C++ has out of the box cross-platfrorm atomic operations since C++11.
There are several types of atomic operations.
Here I want to compare 2 types of them:
-
atomic_fetch_add
,atomic_fetch_sub
, etc... atomic_compare_exchange
This kind of atomic ops existed in computer programming long before C++11.
For example Compare-and-swap (CAS) and Fetch-and-add (FAA) where implemented as CPU instructions in Intel 80486 - CMPXCHG and XADD.
Here I will not talk about origin of atomic operations and problem they are designed to solve - data races.
Here I want to concentrate only on next 2 points:
- Comparison of semantic and typical use cases of atomic CAS and FAA.
- Comparison of performance of CAS and FAA in typical and abnormal cases.
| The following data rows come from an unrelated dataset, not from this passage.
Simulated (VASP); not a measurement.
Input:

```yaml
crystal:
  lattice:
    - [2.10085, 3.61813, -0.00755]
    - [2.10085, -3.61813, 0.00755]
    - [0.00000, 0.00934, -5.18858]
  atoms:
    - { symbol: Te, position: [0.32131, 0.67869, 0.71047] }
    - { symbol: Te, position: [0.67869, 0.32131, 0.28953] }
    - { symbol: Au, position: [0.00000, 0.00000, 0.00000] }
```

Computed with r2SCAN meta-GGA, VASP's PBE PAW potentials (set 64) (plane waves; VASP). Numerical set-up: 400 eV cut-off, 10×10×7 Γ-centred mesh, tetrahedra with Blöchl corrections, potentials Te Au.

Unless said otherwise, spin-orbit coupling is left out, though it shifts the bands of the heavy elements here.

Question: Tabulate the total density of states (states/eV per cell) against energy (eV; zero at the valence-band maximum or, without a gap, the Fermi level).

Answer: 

Differences and similarity
Most understandable description of atomic operation that I know is equivalent code:
int atomic_fetch_add(int* target, int add)
{
int old = *target;
*target += add;
return old;
}
bool atomic_compare_exchange(int* target, int* expected, int desired)
{
if (*target == *expected) {
*target = desired;
return true;
}
return false;
}
Difference in behaviour:
compare_exchange |
fetch_add |
---|---|
can fail | can't fail - always succeeds |
leaves memory unchanged if fails | always changes memory |
succeeds only within narrow contition - equality of values pointed to by target and expected
|
rollback of changes requires another memory write operation |
implies a loop of retries | no loops |
Both compare_exchange
and fetch_add
are equivalent, in the sense that it is possible to define (implement) one through another.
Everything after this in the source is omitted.